Friday, June 16, 2006

Wrong Again!

We'll never know if a 9-week layoff from competitive golf affected Tiger Woods' play at the US Open, but something did. Woods missed the cut in a major for the first time as a pro, shooting his second consecutive 76 today at Winged Foot. So my pre-tournament guess Woods would play well because he usually does, was incorrect and now inoperative.

And now I'm missing my old job, because life's empty without the instant "you moron" feedback working sportswriters receive after a prediction goes wrong. It let us know fans care.
It also lets us know fans are missing a few guesses themselves.

Nothing is less relevant to how well someone does the job of reporting and commenting on sports than picking winners. Nobody in my former racket has the byline Nostradamus. If anyone did, they'd be making big money in Vegas sports books, not lesser dough living on airplanes, press boxes, and the Marriott concierge level. Those predictions in playoff and regular season previews all newspaper run occupy about six seconds of each writer's time, and one's main concern is not picking exactly the same winners as the other writers in the section. The wonderful Norman Chad has the right idea about making picks-play it strictly for laughs. That's all they're worth.

Sportswriters make predictions for three reasons. 1. Readers love 'em, feeling it's a way to keep score on those reprobates in the press box. 2. Arguments are part of sports and sometimes you just have to take a position. It'd be a pretty weak effort to cover the Kentucky Derby and not go on the record calling a winner. Same goes for the Super Bowl. I did an annual NCAA bracket pick on Selection Sunday for the Herald. If you're supposed to know college basketball, that's mandatory. 3. This is the most dangerous one. Sometimes you get a hunch.

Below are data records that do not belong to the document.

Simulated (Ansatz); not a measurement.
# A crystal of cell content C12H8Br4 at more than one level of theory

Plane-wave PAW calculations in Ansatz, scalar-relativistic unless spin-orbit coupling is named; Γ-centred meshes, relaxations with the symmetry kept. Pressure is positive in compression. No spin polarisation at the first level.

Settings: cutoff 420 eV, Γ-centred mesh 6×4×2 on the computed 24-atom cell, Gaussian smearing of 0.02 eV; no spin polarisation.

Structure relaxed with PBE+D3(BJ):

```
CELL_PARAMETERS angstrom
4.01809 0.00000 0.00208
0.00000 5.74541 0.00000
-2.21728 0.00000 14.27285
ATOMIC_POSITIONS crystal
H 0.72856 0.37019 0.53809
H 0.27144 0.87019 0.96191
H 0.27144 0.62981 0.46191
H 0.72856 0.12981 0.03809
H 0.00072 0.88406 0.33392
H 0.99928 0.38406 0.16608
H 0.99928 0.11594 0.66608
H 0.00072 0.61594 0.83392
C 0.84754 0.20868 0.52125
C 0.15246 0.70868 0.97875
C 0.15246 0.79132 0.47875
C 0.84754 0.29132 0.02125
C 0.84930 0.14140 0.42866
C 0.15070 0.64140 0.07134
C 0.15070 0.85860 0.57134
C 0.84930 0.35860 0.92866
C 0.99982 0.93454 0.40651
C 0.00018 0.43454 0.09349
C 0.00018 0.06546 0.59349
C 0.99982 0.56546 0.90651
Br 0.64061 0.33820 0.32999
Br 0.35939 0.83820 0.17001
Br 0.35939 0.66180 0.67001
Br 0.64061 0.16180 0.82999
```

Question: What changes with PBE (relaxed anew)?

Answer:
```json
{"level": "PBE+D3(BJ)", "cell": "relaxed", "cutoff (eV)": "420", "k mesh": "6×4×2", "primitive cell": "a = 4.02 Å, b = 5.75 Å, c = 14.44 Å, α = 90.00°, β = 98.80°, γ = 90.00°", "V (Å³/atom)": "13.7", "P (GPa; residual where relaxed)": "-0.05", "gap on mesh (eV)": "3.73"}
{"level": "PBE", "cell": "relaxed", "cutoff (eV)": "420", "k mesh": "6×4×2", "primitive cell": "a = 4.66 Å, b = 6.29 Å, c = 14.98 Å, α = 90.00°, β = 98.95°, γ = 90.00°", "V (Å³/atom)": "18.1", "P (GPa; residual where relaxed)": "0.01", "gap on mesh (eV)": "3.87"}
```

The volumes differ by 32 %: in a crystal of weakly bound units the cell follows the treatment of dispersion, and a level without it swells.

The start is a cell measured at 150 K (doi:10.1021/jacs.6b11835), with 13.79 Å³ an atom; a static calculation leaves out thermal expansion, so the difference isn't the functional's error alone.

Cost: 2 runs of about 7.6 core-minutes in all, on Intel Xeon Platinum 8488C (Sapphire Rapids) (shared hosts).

We will now examine both the best and worst prediction columns of my Herald career, each of which created some buzz, although, natch, the bad one drew a FAR wider audience. Each had nothing to do with my abilities. The right one was applied knowledge rewarded by dumb luck. The bad hunch was applied knowledge trumped by a team doing the unexpected. I also wrote it poorly, hence deserved to be punished.

The day of Super Bowl XXXII in 1998, the smart Mikey wrote a column predicting the Broncos would upset the Packers by the score of 31-24, and listed six statistical feats Denver had to perform to finally drag John Elway to the top of the NFL mountain. The Broncos won 31-24. They also performed five of my six numerical musts.

Smart Mikey had this moment psychic power because neither of his Herald colleagues Kevin Mannix or George Kimball were about to write that the Broncos would end the NFCs 14-game Super winning streak, and dueling picks columns on Super Sunday are a hallowed Herald tradition. I put my mind to how an upset MIGHT happen, and came up with some numbers. The final score was pulled out of thin air.

Was I smart? A little. But not too much. I'm sure the important of Terrell Davis having a big day had occured Mike Shanahan long before I wrote it. Football's complicated to do, but relatively simple to segment into power points.

Now for dumb Mikey. In December of 2003, an injury-riddled New England Patriots' team had pretty much clinched its division with a 10-game winning streak. Before the next game (against Jacksonville, I think) I declared that seeing as the playoffs were coming up, now was the time for the Pats to suffer the inevitable end of their streak. A loss would cost them nothing, and the increasing odds that burden any long winning streak would become a thing of the past before one-and-done play began.

This was not a popular sentiment. My belief, hunch, need to fill space on a Tuesday, call it what you will, was not that the Pats would derive psychic benefits from tasting defeat. I didn't believe any NFL team in our 21st century of parity could win 15 games in a row, the number the Pats needed to run the table through the Super Bowl. I had history on my side. It was as well-supported an opinion as my belief the Broncos might be able to beat up the Packers' defensive line.

I was right, too. The Pats couldn't win 15 in a row. By the time they lost their first game in 2004, their winning streak stood at 21. They were becoming one of the greatest teams ever, a team that hadn't had enough bodies for PRACTICE in October 2003.

I wasn't Smart Mikey in 1998 or Dumb Mikey in 2003. The Broncos played to their capabilities and the Packers didn't, so I looked good. The Patriots were indeed a great team, so they proved me wrong and made me look bad. And more power to them. The best part of my old job was the chance to get paid to watch greatness. Looking smart or dumb was irrelevant.

Bostonians in and out of the media waste rain forests full of oxygen discussing the manager's decisions every time the Red Sox lose. Hey, people, there's a reason they say skippers "play the percentages." The "right" decision may only have a 51 percent chance of success. If the 49 percent shot comes through, Terry Francona is NOT an idiot.

Tiger had a rough week. Too bad for him. I still believe Winged Foot and not rust was the cause of his troubles, but Woods contradicts me in public (fat chance), so be it. Maybe my next hunch will lead to a Smart Mikey revival.

I can't end without my favorite sportswriting prediction story of all time. Former Globe columnist Mike Madden was the paper's turf expert and a devout horseplayer. Still is. The day of a Derby in the early '80s, Madden wrote a column picking win, place, and show. The three nags finished in that exact order. A frickin' trifecta bet comes home in print. Amazing! Madden is a genius!

The next week I saw Mike at the old Fenway press dining room, and hastened to congratulate him on what had to be a very heavy score.

Madden looked as devastated as the little kid at the end of "The Yearling."

"Score?!" Mike wailed. "I went broke after the sixth race!"

(If you don't know racing, the Derby is always the ninth or tenth race of the day at Churchill Downs).